Community opposition aside, Wal-Mart still faces a number of hurdles before it can be proceed with its plans.
For starters, a required traffic study not yet complete. Harford County required that 20 different intersections, clustered mainly along Rt. 24 and Rt. 924, and stretching from Singer Road up to Route 1 and Route 24, be studied.
Site access was another issue. The State Highway Administration would not allow access from Route 24. A traffic light is planned on Route 924 at Bright Oaks, which will be the only entrance on Route 924 and will be the main entrance to the store. Other entrances are planned on Blue Spruce at both Bel Air South Parkway and Plumtree Road. Trucks making deliveries are expected to come north on Rt. 24, turn right on Plumtree, then right on Blue Spruce to the back of the store.
Wal-Mart hopes to have a preliminary plan, with a completed traffic study, finalized and submitted to the Harford County Development Advisory Committee prior to Labor Day. While declining to estimate when the new store might open, representatives said that following the necessary approvals, the closing of the property purchase and putting the work out to bid, the construction window would be 9 – 12 months.
The concerns expressed by the community consisted of the increased traffic, impact on local businesses, a “race to the bottom for wages,” crime, and a desire to keep the store in Abingdon and expand at that site. Also, noise, lighting from the store affecting nearby homes, and having a store so close to residential areas were mentioned as areas of concern.
Nina Albert, director of community affairs for Wal-Mart, countered that national studies have shown a positive economic impact from Wal-Mart stores and she said that there was local support for the Bel Air expansion.
In response, Wal-Mart representatives also said that noise would be considered, lights would be directed downward and cut off at the property line, so as not to extend out into the community, and security would be looked at during planning.

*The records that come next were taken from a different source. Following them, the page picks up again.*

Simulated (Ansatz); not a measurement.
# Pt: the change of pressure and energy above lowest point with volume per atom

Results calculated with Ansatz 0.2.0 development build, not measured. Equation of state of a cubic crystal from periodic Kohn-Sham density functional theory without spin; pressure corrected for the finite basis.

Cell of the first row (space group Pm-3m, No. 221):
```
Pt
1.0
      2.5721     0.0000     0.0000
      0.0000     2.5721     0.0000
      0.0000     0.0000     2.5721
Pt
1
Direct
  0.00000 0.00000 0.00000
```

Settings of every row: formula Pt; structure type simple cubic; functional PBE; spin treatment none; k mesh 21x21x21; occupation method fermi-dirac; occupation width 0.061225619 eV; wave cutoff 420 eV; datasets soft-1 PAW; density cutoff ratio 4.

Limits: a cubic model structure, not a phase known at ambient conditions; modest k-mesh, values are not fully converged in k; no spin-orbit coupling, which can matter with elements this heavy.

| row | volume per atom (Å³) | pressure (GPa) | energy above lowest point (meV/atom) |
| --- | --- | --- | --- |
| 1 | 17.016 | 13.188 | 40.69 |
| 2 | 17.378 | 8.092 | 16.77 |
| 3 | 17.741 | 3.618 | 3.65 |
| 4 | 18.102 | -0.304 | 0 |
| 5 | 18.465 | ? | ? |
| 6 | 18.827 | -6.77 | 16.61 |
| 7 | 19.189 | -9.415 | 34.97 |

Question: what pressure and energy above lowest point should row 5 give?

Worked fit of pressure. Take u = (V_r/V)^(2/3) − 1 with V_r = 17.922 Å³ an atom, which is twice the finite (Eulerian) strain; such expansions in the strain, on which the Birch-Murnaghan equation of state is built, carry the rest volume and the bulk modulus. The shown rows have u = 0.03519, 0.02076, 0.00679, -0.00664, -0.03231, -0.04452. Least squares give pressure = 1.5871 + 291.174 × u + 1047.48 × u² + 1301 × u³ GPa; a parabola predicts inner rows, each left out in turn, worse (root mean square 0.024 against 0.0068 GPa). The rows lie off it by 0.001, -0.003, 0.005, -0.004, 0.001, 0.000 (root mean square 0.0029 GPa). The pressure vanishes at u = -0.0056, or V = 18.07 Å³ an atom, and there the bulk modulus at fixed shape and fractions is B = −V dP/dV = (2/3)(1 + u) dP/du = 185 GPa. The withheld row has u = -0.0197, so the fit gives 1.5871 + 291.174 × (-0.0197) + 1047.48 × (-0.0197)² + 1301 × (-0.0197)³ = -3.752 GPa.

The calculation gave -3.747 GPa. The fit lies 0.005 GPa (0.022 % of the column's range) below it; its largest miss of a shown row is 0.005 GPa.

While some opponents handed out materials to attendees another called for an all-out boycott of the exsting Abingdon store. Several attendees held signs reading “No 9/24 Walmart,” a petition was circulated opposing the store and some called for fundraising to conduct an independent traffic study.
Present at the meeting were representatives from Wal-Mart, a traffic engineer, an architect, and Thomas Kleine, an attorney with Troutman Sanders LLP of Virginia Beach. Also in attendance were Harford County Council members Dion Guthrie, Joe Woods, Jim McMahan, and Mary Ann Lisanti. A representative for council president Billy Boniface was also present.
One speaker thanked McMahan for his effort to institute community input meetings, which allow the public to see and and offer comment on plans before they are formally presented to county. While the council has no role in approving the proposed Wal-Mart, beyond having approved the zoning on the property, Lisanti said that council members can advocate for the public’s position, which she intended to do.
At one point in the meeting, a community member asked those in the audience who opposed the Bel Air Wal-Mart plan to stand and face the county council. Very few remained seated.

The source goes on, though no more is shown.